Reliant Stadium

Pricey beer, cheap seats (not), and other things you didn't know about the Houston Texans' new home.

WELCOME TO THE TRICKED-OUT, over-the-top sports palace that plays host to the NFL’s newest franchise, the Houston Texans. The Astrodome, next door, may have been the Eighth Wonder of the World, but Reliant Stadium is even more hype-worthy. Never in Texas has there been a venue that so befits football’s status as the unofficial state religion—and there isn’t a more inviting place in the world to watch four quarters.

Here are a few facts to consider in the run-up to the regular season kickoff against the Dallas Cowboys on September 8.

The league’s largest scoreboard ushers in the next generation of visual bombast in the tradition of the ‘Dome. (Remember the six-shooting cowboys and ricocheting bullets?)

In another era of stadia, the Bull Pen, in the north end zone, would have been home to the cheap seats. Now it’s the designated rowdy-fan section, similar to the Dawg Pound at the old Cleveland stadium, and you have to pay $49.50 per game to sit there.

There’s a hole in the roof, just like at Texas Stadium in Irving, so God can watch his new favorite team. The difference is that this one can be closed (or opened), in a mere ten minutes.

7,500 premium club seats that feel straight out of first-class: extra-wide (21-inch) padded seats with cup holders, attendant service, private escalator access, and wide-screen TVs. Priced from $1,575 to $2,575 per year.
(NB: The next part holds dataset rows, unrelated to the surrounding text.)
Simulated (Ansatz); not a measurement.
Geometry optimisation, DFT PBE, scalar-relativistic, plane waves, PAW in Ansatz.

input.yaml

The 78 lower-level luxury suites are closer to the playing field than any corporate boxes in an NFL stadium. Could this possibly mean less schmooze and more attention paid to the game?

One concession for every 150 fans. And a concourse with an unobstructed view of the field, allowing you to keep an eye on the action no matter how long the line is for $5.50 beers.

The team mascot, Toro, suggests a multinational marketing ploy appropriate in a city only a few hundred miles from the border. Can you say, “Mexico’s Team”?

Yes, the grass is real, as it is at Minute Maid Park. Once again, natural turf returns to the city that made the fake version famous, thanks to a translucent Teflon-coated fabric roof that can be retracted to let the sun shine in.